2. We would like to search for similarity for a given sequence in a database that contains hundreds of thousands, or millions of sequences.  
  
In both of the above problems we cannot proceed with sequence alignment in the way we have seen up to now. In fact we need to consider rather different strategies for rapid sequence matches. In this and the next week, we will discuss:

a. How we may approach the problem of similarity with identical matches. These sound more restrictive than the alignment concept but we will see how we can apply alignment strategies on selected identical matching "seeds" that effectively help us speed up the whole process.

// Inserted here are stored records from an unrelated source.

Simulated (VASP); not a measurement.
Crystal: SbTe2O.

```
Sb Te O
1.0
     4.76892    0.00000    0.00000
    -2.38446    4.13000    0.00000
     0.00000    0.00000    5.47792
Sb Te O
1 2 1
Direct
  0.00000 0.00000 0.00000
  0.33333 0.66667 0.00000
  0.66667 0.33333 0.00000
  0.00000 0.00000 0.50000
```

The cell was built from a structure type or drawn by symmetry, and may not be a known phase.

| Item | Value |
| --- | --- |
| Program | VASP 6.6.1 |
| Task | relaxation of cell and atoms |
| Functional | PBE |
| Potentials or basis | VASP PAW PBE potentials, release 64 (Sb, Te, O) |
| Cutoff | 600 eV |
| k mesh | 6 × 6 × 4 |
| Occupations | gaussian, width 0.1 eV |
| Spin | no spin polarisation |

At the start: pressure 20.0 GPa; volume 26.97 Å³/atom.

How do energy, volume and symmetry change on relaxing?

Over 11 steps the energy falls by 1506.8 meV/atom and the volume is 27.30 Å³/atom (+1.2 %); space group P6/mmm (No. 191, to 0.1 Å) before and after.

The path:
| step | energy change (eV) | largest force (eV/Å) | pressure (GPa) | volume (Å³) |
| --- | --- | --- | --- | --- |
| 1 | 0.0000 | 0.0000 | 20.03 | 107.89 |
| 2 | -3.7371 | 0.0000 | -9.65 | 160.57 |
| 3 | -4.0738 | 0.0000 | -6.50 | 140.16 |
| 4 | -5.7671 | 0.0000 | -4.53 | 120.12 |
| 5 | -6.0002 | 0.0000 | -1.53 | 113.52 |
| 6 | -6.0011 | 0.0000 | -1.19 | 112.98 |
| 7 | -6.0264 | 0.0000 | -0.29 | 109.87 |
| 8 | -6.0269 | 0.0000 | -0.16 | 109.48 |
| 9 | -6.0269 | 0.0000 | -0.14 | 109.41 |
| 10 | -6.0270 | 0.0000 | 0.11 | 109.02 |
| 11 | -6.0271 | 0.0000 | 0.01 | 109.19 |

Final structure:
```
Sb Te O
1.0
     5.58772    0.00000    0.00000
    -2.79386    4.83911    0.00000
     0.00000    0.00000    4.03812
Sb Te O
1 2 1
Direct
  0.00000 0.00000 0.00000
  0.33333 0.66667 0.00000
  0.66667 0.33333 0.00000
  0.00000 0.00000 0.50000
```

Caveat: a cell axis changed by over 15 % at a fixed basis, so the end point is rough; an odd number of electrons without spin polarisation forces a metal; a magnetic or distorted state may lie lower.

b. How we can use data transformation techniques to enable the speeding up and paralelization of sequence searches.

### Pattern Searches

We will start from the simplest, yet fundamental approach in the string matching problem. Consider a long sequence we will call _sequence_, and a smaller one we will _pattern_. Our goal is to write a program that will identify matches of _pattern_ within _sequence_. Even though we are tempted to use pre-defined functions, it is a good exercise to try and think how we would do this from scratch.  

### Naive Pattern Search

Consider the simplest way possible. 

We start from the beginning of _sequence_ and scan substrings of length equal to pattern for one-to-one matches. We do this exhaustively for all substrings. Thus, the steps are:

1. Start from _sequence[0]_ and loop one residue at a time (i=0)    
2. Take a substring from _sequence_ equal to _pattern_  
3. Start from _pattern[0]_ and compare to _sequence[i]_ (j=0)
4. If there is a mismatch, exit and go to 2, take next _i_
5. If there are no mismatches and _j_ reaches the size of length of _pattern_, report a full match, go to 2 and take next _i_  
  
Below is a Python script to do this in the simplest way possible. 

In [13]:
# Naive Pattern Searching algorithm
def naivePatternSearch(pattern, sequence):
    p = len(pattern)
    s = len(sequence)
    no = 0
 
    # We slide pattern one residue/character at a time
    for i in range(s - p + 1):
        no += 1
        j = 0
        
        # for each pairing of pattern to sequence we check characters starting from the beginning
        while(j < p):
            if (sequence[i + j] != pattern[j]): 
                break
            j += 1
 
        if (j == p):
            print("Pattern found at index ", i)
    return("Number of steps taken=", no)
 
naivePatternSearch('abba', 'IhateabbaandIdontlikealibabba')

Pattern found at index  5
Pattern found at index  25


('Number of steps taken=', 26)

### Naive Pattern Search. Limitations

Can you spot problems with the approach above that make it slow and inefficient? In which algorithm category do you think it falls?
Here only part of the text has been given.